Maurice Ravel

Maison Hérold holds a very special place in the life and work of the famous French composer Maurice Ravel (1875-1937). Indeed it is here within these walls that he composed one of his major works, La Valse (1920).

At the end of the First World War, Maurice Ravel sank into a severe depression. He lost his beloved mother on January 5, 1917 and the war had undermined him. His family and friends were very concerned. The musician no longer worked and it was feared that he had tuberculosis.

One evening he talked about his problems with André Ferdinand Hérold and his wife. As recounted by Mr. Hérold in La Revue Musicale (1938), the couple invited him to stay at their property in the Ardèche. By the end of 1919, Mr. Hérold set up Ravel in his home in Lapras and left him alone with his melancholy. There he regained his taste for life and work.
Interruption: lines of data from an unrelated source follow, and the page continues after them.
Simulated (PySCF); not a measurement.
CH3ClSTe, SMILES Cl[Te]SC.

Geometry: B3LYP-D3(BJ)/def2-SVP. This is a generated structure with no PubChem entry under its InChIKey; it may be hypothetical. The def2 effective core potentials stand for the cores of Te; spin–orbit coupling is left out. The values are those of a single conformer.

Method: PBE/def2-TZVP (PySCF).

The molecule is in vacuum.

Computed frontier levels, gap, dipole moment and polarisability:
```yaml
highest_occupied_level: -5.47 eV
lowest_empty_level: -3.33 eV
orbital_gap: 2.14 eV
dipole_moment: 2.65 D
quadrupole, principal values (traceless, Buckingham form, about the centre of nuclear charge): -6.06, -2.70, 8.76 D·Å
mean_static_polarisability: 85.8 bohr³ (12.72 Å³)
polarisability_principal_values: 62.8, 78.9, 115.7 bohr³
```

“Deux mélodies hébraïques” and “La Valse”

While living at Maison Hérold, Ravel did not get over his mother’s death but did return to work. He orchestrated his piece Deux Mélodies Hébraïques, composed in St. Jean de Luz in May 1914 and created his masterpiece La Valse:

“I designed this work as a kind of apotheosis of the Viennese waltz with which the impression of a fantastic and fatal whirling mingles in my mind”

                                                                                                                                                                                                                            Esquisses Biographiques, 1928.